Though Bonta and Hertzberg announced the bail overhaul as a legislative priority when the session began in December, nothing specific is proposed. Ideas have been floated to introduce risk assessment into the process, lower the schedule of bail rates or even do away with monetary bail altogether.

Consensus on a solution has not emerged, even among political allies. Hertzberg said he doesn’t mind the idea of someone bailing out of jail, as long as it is affordable, and his goal is not to put bail bond companies out of business.

Others working on the legislation, such as the American Civil Liberties Union of California, would like to see monetary bail eliminated. Legislative advocate Mica Doctoroff said the integrity of criminal justice is compromised when families have to pay a for-profit company to secure their loved ones’ freedom, potentially putting them into debt, even if the charges are later dropped.

“You and your family can end up being forced to pay these fees for a crime you didn’t even commit,” she said.

The difficulties of mounting a defense from behind bars increase pressure on those who cannot post bail to simply accept a plea bargain and resolve their case, Doctoroff added. “Our existing money bail system has really driven justice and freedom further out of reach for far too many people in California, particularly low-income people and people of color.”

Bonta sees Washington, D.C., which got rid of bail in the early 1990s, as a possible model. The district releases anyone who is not evaluated to be a serious public safety or flight risk – more than 90 percent of those arrested in 2015 – usually with conditions such as regular check-ins with pretrial officers, drug testing or an ankle monitor.

About 90 percent of the defendants released make it to all of their subsequent court dates, and 10 percent are re-arrested before their case is resolved. Supporters say it demonstrates that alternatives to bail can be highly effective – and at a fraction of the cost. Each inmate costs California jails an average of $114 per day, according to a 2012 survey by the Board of State and Community Corrections, while the Pretrial Services Agency for the District of Columbia estimates that it spends $18 per day to supervise each defendant on release.

“There’s a huge moral imperative to make the change. There’s also a fiscal imperative,” Bonta said.

The idea of such a radical change to California’s bail system alarms many law enforcement officials and prosecutors, such as Michele Hanisee, president of the Association of Deputy District Attorneys in Los Angeles County. She said eliminating bail would benefit serious criminals and “result in ridiculous harms to the public.”

“No one should ever plead guilty just because they want to get out and they can’t afford bail. But how often is this happening?” Hanisee said. “So we don’t need to fix problems that don’t exist.”

Cory Salzillo, legislative director for the California State Sheriffs’ Association, said sheriffs are “open to hearing concerns” about bail, but could not support changes that would prevent them from keeping “the most dangerous people in custody.”

“One of the main purposes of jail is to house people pretrial,” he said.

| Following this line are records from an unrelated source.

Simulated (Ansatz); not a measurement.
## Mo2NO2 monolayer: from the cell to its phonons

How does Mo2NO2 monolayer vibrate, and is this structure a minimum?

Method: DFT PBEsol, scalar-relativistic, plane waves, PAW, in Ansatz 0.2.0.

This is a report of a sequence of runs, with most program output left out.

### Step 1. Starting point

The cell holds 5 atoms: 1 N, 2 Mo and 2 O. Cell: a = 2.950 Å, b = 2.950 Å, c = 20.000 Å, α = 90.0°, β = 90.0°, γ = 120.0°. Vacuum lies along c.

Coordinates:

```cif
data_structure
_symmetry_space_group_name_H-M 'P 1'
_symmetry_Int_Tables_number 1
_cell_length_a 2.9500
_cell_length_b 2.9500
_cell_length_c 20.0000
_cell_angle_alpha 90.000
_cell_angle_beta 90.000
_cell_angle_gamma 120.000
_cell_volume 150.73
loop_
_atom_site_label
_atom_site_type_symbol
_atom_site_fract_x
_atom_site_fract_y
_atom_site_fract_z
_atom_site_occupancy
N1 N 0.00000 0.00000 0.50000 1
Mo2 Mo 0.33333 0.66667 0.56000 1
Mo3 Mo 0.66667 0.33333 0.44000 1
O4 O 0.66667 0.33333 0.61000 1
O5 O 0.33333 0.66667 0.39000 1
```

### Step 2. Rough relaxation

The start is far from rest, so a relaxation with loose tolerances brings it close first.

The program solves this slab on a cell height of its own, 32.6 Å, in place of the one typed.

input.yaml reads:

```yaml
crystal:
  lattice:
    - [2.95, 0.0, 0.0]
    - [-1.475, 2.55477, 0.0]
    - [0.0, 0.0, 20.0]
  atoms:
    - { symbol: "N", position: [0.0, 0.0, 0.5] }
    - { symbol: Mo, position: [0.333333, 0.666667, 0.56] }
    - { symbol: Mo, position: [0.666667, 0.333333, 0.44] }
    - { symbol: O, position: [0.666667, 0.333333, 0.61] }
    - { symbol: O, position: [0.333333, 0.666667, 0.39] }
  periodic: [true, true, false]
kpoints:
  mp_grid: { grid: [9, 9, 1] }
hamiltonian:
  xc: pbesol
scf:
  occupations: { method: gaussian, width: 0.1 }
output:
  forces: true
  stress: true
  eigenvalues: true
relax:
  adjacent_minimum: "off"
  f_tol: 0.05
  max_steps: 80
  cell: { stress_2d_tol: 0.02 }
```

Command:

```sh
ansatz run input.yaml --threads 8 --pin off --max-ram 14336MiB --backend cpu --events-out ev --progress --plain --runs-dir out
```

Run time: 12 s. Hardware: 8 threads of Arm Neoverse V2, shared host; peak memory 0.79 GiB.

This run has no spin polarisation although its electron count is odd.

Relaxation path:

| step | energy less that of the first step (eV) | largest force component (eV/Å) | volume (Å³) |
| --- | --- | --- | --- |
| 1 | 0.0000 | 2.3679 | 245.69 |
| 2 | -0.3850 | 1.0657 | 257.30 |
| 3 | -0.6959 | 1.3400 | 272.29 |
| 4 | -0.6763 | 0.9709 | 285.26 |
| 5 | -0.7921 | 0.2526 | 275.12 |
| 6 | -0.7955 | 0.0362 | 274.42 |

One potential avenue for compromise could be a reduction of the bail schedule. Even Padilla, whose family runs Sacramento’s Greg Padilla Bail Bonds, complained that the rates are too high, “which makes our job less effective, because fewer and fewer people can afford bail.”

He said the bail industry in Sacramento County has seen business steadily decrease over the past decade as the cost of bail has climbed. Ten years ago, he said, bail bond companies would bail out about 650 people per month; now it is fewer than 500 per month.

Padilla said bail should give people a tool to get out of jail, rather than acting as a punitive measure to keep them locked up. For that he blamed “prosecutors, prosecutors, and I’m going to say it again, prosecutors.”